Obituary: Yuri Lyubimov - Russian theatre star
Russia is mourning the loss of Yuri Lyubimov, a giant of the theatre for half a century who won many awards.
He died on Sunday aged 97.
Lyubimov founded Moscow's Taganka Theatre and earned worldwide acclaim for his innovative productions.
In 1984 he staged Dostoyevsky's Crime and Punishment in London, wowing critics. But the Soviet authorities had already banned some of his productions and in that year they stripped him of his citizenship.
Tatyana Bachelis, a writer on Russian theatre, says Lyubimov impressed less with the scope of his output than with his attention to detail.
"Lyubimov's art - in his best creations - expresses human pain. And shame. And thought. He also expressed something quite new for audiences.
"Perhaps Russia's tragic history helped Lyubimov to understand what is most important: human dignity at a time of apocalyptic events," she said.
He was born in Yaroslavl in 1917, shortly before the Bolsheviks seized power, and in the following years Russia was convulsed by civil war and political repression.
His mother was a teacher and his father ran a shop.
In his youth he was inspired by Constantin Stanislavski and Vsevolod Meyerhold - directors who developed "method" acting, demanding that actors make full use of movement and gestures to reveal a character's emotions.
In the 1930s Meyerhold fell victim to Stalin's ideological purges. He was tortured, then executed - and many other cultural figures were similarly persecuted.
During World War Two Lyubimov performed in a song and dance troupe run by the NKVD - Stalin's notorious communist secret police.
In a BBC Russian interview Lyubimov said he absorbed the Stanislavski acting system through Mikhail Kedrov, a leading student of the theatrical pioneer.
"I went to Kedrov for two years in order to understand the latest experiences of Constantin Sergeyich (Stanislavski). So probably I know the Stanislavski system better than all those who make money out of it, who give master classes," he said.

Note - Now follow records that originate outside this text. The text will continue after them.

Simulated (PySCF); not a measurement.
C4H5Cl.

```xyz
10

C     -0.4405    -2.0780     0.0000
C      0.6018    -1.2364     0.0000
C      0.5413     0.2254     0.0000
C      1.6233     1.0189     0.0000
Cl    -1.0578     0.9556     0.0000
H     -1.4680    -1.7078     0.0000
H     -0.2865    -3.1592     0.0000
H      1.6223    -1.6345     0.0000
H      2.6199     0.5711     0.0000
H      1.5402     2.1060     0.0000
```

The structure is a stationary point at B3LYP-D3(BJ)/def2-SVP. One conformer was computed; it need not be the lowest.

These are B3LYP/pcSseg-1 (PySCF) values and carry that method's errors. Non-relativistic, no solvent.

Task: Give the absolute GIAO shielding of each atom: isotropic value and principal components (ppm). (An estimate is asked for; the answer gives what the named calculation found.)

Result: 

His early career was spent with the Vakhtangov Theatre in Moscow, but his big breakthrough came with his 1963 staging of The Good Person of Szechwan, by the German dramatist Bertolt Brecht. The play, set in China, explores the moral dilemma of a prostitute who struggles for a life free of abuse in a cruel world.
The Brecht play was a huge success - those who saw Lyubimov's production spoke of a "revolution" in Soviet theatre.
It launched him as director of the Taganka Theatre, where he later staged another Brecht play - The Life of Galileo. The dozens of plays he directed there included Shakespeare's Hamlet, Mikhail Bulgakov's The Master and Margarita, and Ten Days that Shook the World - John Reed's vivid depiction of the 1917 Bolshevik Revolution.
The death of the actor and songwriter Vladimir Vysotsky in 1980 was a big blow for Lyubimov, as he had been a star performer at the Taganka Theatre.
The Soviet authorities banned a Lyubimov play honouring Vysotsky, whose popular songs often contained satirical social commentary, far removed from Communist Party orthodoxy.
Boris Godunov - a highly political drama by classic writer Alexander Pushkin - was another production that fell foul of the Soviet censors.
In 1984 Lyubimov criticised Soviet cultural policies in some Western media interviews and he was promptly sacked from the theatre. Later that year he lost his Soviet citizenship and his name was removed from all the theatre's publications.
The lifting of censorship during Mikhail Gorbachev's "perestroika" campaign in the late 1980s gave Lyubimov the chance to return home, and he was given a hero's welcome.
He staged the plays that had been banned and appeared to recover his earlier success.
But in the 1990s a serious row erupted among the theatre's performers and finally in 2011 Lyubimov abandoned the Taganka.
"I've had enough of this disgrace, these humiliations, this lack of desire to work, this desire just for money," he complained.
His final creative years were spent back at the Vakhtangov Theatre.